One retailer looks like a better buy than Amazon, expert says

This post was originally published on this site

It may seem like Amazon is dominating all areas of retail, but a number of others in the space are giving the e-commerce giant a run for its money.

Target, Costo, Lowe’s and Ulta Beauty are among the retailers that have posted double-digit gains this year — rising roughly 22%, 18%, 25%, and 43%, respectively. By comparison, shares of Amazon have gained about 23%.

Erin Gibbs, portfolio manager at S&P Global, says Ulta Beauty — the group’s top performer this year — is the stock to own going forward.

Ulta “actually has a strategy that’s almost the opposite of Amazon. It actually keeps expanding its brick-and-mortar stores,” Gibbs said Thursday on CNBC’s “Trading Nation.” “One of the reasons it works so well is it has the largest product offerings, so the largest number of products for any beauty store, and it’s able to partner with really unique cosmetics and beauty products that nobody else can get.”

In addition to the specialized products and experiences that the physical store offers, Gibbs also likes the company for its expected 11% profit growth over the next two years.

The stock climbed to a new all-time intraday high this week, about a month after the company beat analyst expectations on earnings and revenue for the fourth quarter. The beauty retailer also reported a 9.4% increase in same-store sales, thanks in part to the company’s exclusive brick-and-mortar distribution deal for Kylie Jenner’s popular cosmetics line.

In the last 10 years Ulta stock has gained roughly 4,820%, while shares of Amazon are up about 2,210%.

From a technical perspective, however, Newton Advisors’ Mark Newton says Amazon can continue to outperform. He believes the stock will soon regain its $2,050 all-time high level from September, and with the stock currently trading about 10% below that price, he believes investors should use pullbacks like this one as a buying opportunity.
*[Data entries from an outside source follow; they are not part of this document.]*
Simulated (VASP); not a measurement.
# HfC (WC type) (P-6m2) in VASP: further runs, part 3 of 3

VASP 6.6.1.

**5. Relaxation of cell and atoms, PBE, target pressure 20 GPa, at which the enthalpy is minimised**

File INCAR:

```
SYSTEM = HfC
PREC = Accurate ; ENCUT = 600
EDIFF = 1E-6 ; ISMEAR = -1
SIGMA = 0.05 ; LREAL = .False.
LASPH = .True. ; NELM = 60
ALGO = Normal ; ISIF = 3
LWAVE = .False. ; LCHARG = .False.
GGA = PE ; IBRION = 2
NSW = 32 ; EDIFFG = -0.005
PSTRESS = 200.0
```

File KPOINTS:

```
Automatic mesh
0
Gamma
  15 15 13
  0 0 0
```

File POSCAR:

“I still like Amazon quite a bit. … It’s quite a bit off its highs, and that’s precisely why I like it,” he said on the CNBC segment. “Take a look at its broader chart going back since October. The stock has really been range bound for the last six months, so it’s really just started to emerge from that base.”

“So if anything, it still looks like it has room to run over the next three to five months. So I’m projecting a move back up to $2,050 and really would use pullbacks as a chance to buy this.”

On Thursday, the battle between Amazon and its competitors heated up after Jeff Bezos, in his annual letter to shareholders, challenged other retailers to match the Seattle-based company’s pay and benefits.

Disclosure: S&P Global holds shares of Ulta Beauty.